Shamima Begum – one of three east London schoolgirls who travelled to Syria to join so-called Islamic State – has lost the first stage of a legal challenge against the decision to revoke her British citizenship.
Ms Begum, now 20, left the UK in February 2015 and lived under IS rule for more than three years. She was found, nine months pregnant, in a Syrian refugee camp in February last year.
Former home secretary Sajid Javid stripped her of her British citizenship later that month, a decision Ms Begum’s lawyers argued was unlawful as it rendered her stateless. Such a decision is lawful only if an individual is entitled to citizenship of another country.
Last year, Ms Begum took legal action against the Home Office at the High Court and the Special Immigration Appeals Commission (SIAC), a specialist tribunal which hears challenges to decisions to remove someone’s British citizenship on national security grounds.
The tribunal, led by SIAC president Mrs Justice Elisabeth Laing, ruled on Friday that the decision to revoke Ms Begum’s British citizenship did not render her stateless.
Judge Doron Blum, announcing the decision of the tribunal, said the move did not breach the Home Office’s “extraterritorial human rights policy by exposing Ms Begum to a real risk of death or inhuman or degrading treatment”.
He added that, while Ms Begum “cannot have an effective appeal in her current circumstances”, it “does not follow that her appeal succeeds” on that ground.
At a hearing in October, Ms Begum’s barrister, Tom Hickman QC, argued that Ms Begum – who is of British-Bangladeshi heritage – “is not considered a national of Bangladesh and was therefore rendered stateless by the deprivation decision”.

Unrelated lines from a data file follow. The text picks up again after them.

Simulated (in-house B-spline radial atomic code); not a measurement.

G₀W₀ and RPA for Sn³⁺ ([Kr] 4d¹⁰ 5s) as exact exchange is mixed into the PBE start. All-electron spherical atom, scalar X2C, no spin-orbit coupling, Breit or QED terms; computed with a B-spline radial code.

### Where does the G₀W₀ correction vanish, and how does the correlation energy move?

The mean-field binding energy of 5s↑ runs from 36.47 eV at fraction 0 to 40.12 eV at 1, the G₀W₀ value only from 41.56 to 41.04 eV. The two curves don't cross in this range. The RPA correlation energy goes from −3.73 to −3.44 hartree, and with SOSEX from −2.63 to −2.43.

But, in its judgment, the tribunal ruled that, at the time Ms Begum’s British citizenship was revoked, she was “a citizen of Bangladesh by descent” and was therefore not rendered stateless.
Mr Hickman had also argued that the decision “had the effect – and was designed – to prevent” Ms Begum from returning to the UK, leaving her “abandoned” in a detention camp.
This, he added, meant Ms Begum “cannot have a fair and effective appeal” as she is unable to speak confidentially with her lawyers or to give evidence in support of her appeal.
The tribunal accepted that “in her current circumstances, the appellant cannot play any meaningful part in her appeal and that, to that extent, the appeal will not be fair and effective”.
But the tribunal added: “We cannot accept, without investigation, the assumption, apparently made by the appellant’s representatives, that if she cannot have a fair and effective appeal her appeal must succeed.”
Ms Begum’s lawyers had claimed that the “wretched and squalid” conditions in al-Roj – and in the al-Hawl camp from which Ms Begum was moved for her own safety in February – breached her human rights.
The tribunal found that “conditions in the al-Roj camp would breach the appellant’s rights under Article 3” of the European Convention on Human Rights, which protects the right to freedom from inhuman or degrading treatment.
But it said the decision did not breach the Home Office’s policy on the extraterritorial application of human rights.
The tribunal added: “The appellant was in that situation as a result of her own choices, and of the actions of others, but not because of anything the Secretary of State had done.”
In a statement after the ruling, a Home Office spokeswoman said: “The Government welcomes the judgment of the Special Immigration Appeals Commission on these preliminary issues.
“It would be inappropriate to comment further whilst legal proceedings are ongoing.”
Ms Begum, then aged 15, was one of three schoolgirls from Bethnal Green Academy who left their homes and families to join IS, shortly after Sharmeena Begum – who is no relation – travelled to Syria in December 2014.
Kadiza Sultana and Amira Abase, then 16 and 15 respectively, and Ms Begum boarded a flight from Gatwick Airport to Istanbul, Turkey, on February 17 2015, before making their way to Raqqa in Syria.
Ms Begum claims she married Dutch convert Yago Riedijk 10 days after arriving in IS territory, with all three of her schoolfriends also reportedly marrying foreign IS fighters.
She told the Times last February that she left Raqqa in January 2017 with her husband but her children, a one-year-old girl and a three-month-old boy, had both since died.
Her third child died shortly after he was born.